Denver Broncos head coach John Fox appears determined to see Tim Tebow fail. But even with no support from his coach or front office and painfully bad playcalling, Tebow just keeps on doing what his critics love to ignore—winning football games.
Following a 1-4 start under Kyle Orton, the Denver Broncos are 3-1 since they made the switch to their oft-derided second-year quarterback. On the year, he's thrown seven touchdowns and just one interception. His quarterback rating is five points higher than Orton's (who some still claim gives the Broncos a better chance to win). He's rushed for 320 yards and two touchdowns with an average of nearly seven yards a carry.
Then of course their are the intangibles Tebow brings to the team. Yeah, I know, you're sicking of hearing about his intangibles. I'm going to talk about them anyway. True leadership goes a long way in sports. Tebow has that skill. Orton didn't. The offense clearly plays harder when he's is in the game, and that's a big part of why Denver is back in the hunt for an AFC West championship (they're now just one game behind division-leading Oakland, who they just beat a couple weeks ago).
Obviously, Tebow's critics still have some ammo (and they love to use it). He's completed less than 50 percent of his passes. He holds on to the ball too long. He caves to his instinct to run more than he should. Each of those criticisms are fair to a degree, but no one seems to be acknowledging what he's dealing with.
Fox and team president John Elway want Tebow to fail. The evidence is everywhere.
Let's start with the playcalling. If these coaches really wanted their quarterback to be successful as a passer, they'd give him significantly more high-percentage throws to make. If they're not running the ball (which they now do to the point of extreme unbalance), they're asking Tebow to complete a bomb down the field. It takes receivers much longer to get open 20 yards down field. The product of that is Tebow spending more time with the ball.
They need to run more short and intermediate routes. Most great quarterbacks (and shooters in basketball) have to get into a rhythm before they can really play their best. The easy throws are the best way to establish that rhythm. Tebow's not getting a chance to make those.
More evidence lies in what Fox and Elway have said about Tebow. The unbridled negativity they display when talking about their starting quarterback should do nothing short of disgust Broncos fans.
There have been plenty of disparaging remarks from both Johns; the most recent example from Fox is ridiculous. Talking about Tebow, Denver's head coach recently told NFL.com's Jeff Darlington, "If we were trying to run a regular offense, he'd be screwed."
I don't think that's entirely true and even if it was, a coach should not publicly say that about his starting quarterback. I do think the statement is partially true. Denver wouldn't be screwed with Tebow running a conventional offense, but his unique skill set does encourage some unconventionality. They've proven that they can have some success with the option, but they'll need more balance if they want to keep winning.

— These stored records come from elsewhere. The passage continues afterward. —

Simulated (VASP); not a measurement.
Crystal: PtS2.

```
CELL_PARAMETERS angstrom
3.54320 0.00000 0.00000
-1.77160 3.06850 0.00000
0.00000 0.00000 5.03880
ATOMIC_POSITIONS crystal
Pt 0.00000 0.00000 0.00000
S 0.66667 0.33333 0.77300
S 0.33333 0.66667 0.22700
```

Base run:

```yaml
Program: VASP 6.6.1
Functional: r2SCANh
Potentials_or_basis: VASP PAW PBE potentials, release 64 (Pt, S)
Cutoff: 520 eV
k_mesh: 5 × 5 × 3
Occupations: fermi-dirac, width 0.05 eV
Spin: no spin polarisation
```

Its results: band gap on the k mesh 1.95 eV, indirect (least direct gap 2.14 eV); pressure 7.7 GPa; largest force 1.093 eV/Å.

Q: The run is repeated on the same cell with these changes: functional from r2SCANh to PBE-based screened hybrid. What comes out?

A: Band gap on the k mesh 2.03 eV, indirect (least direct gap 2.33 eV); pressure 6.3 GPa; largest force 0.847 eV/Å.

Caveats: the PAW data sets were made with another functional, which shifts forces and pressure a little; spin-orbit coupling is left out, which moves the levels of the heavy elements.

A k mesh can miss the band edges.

Ah, but here's the rub. Fox and Elway don't want Tebow to win. They didn't pick this guy and they don't like the way he plays. They don't care that he's risen above an unprecedented amount of largely unwarranted criticism. They don't care that he's winning games without their support. They want a conventional quarterback—even if it means they have to try to ruin the career of a young player with great potential.
My favorite thing in sports is when a player proves his doubters and critics wrong. As a Broncos fan, and just as a football fan, I hope Tebow can overcome this obstacle and be successful in Denver for years to come.